The simplest means of delineating Powell’s extreme and splenetic conservatism, then, is probably to contrast it with the manners of his famous contemporary. Orwell would not, I think, have straightforwardly described a character as resembling “a thoroughly ill-conditioned errand-boy,” as Powell’s narrator does, as naturally as breath itself, in The Acceptance World. He would not have done so because he would not have assumed that all his readers used or shared the social reference; he would not have done so because he would have had occasion to wince at hearing others employ similar braying tones and judgments; and he would not have done so, I surmise, because of the implication of the word “conditioned.” Moreover, if Orwell had served in a regiment made up chiefly of Welsh coal miners, and fictionalized it as carefully as Powell did in The Valley of Bones, he would not have dreamed of saying, after an encounter with a faintly bibliophile fellow officer (Roland Gwatkin, the luckless but honest bank manager turned honest but luckless soldier who is one of Powell’s most finely realized minor characters): “This was the first evidence come to light that anyone in the unit had ever read a book for pleasure.” The Welsh miners were rightly famed for their literacy, their workingmen’s institutes, and their splendid union-endowed lending libraries: Powell degrades the speech of the “other ranks” and the lower echelons to the low-comedy status of semi-disaffected plebeian singing and babbling, of the sort that might be loftily overheard by a junior officer eavesdropping in the pub.

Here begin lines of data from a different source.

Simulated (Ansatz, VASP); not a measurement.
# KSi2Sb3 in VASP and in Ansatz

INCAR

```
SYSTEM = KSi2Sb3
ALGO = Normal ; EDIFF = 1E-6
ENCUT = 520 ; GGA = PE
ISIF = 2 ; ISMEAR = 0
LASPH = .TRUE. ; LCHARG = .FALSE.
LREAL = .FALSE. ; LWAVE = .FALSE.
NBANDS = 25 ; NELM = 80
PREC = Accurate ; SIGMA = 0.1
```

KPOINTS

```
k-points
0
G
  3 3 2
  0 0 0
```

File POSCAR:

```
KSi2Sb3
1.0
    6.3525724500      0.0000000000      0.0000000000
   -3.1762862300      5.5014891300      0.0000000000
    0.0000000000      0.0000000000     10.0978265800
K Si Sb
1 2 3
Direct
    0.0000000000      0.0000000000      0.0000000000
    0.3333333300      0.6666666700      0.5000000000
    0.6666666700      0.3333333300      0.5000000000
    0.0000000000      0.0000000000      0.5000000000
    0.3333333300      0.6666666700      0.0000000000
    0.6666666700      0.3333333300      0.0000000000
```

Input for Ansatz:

Finally, I do not believe that Orwell would ever have made use of the expression “to work like a black,” as Powell does in Casanova’s Chinese Restaurant. I do not mean, here, to deploy retrospectively what Powell’s admirers would take pleasure in apostrophizing as “correctness.” The fact is that these attitudes seem instinctive, and that they are revealing. Powell knows perfectly well how to “signal” a commonplace phrase, and to detach himself from any lazy attitude to its implications. Indeed, I have never read an author so fond of the ironic quotation mark. Widmerpool the schoolboy is described as going not for a run but for a “run” and the same technique is used to mark off terms as quotidian as “backstage,” and as loaded as “Munich.” The decision not to use inverted commas in this case, then, is a decision.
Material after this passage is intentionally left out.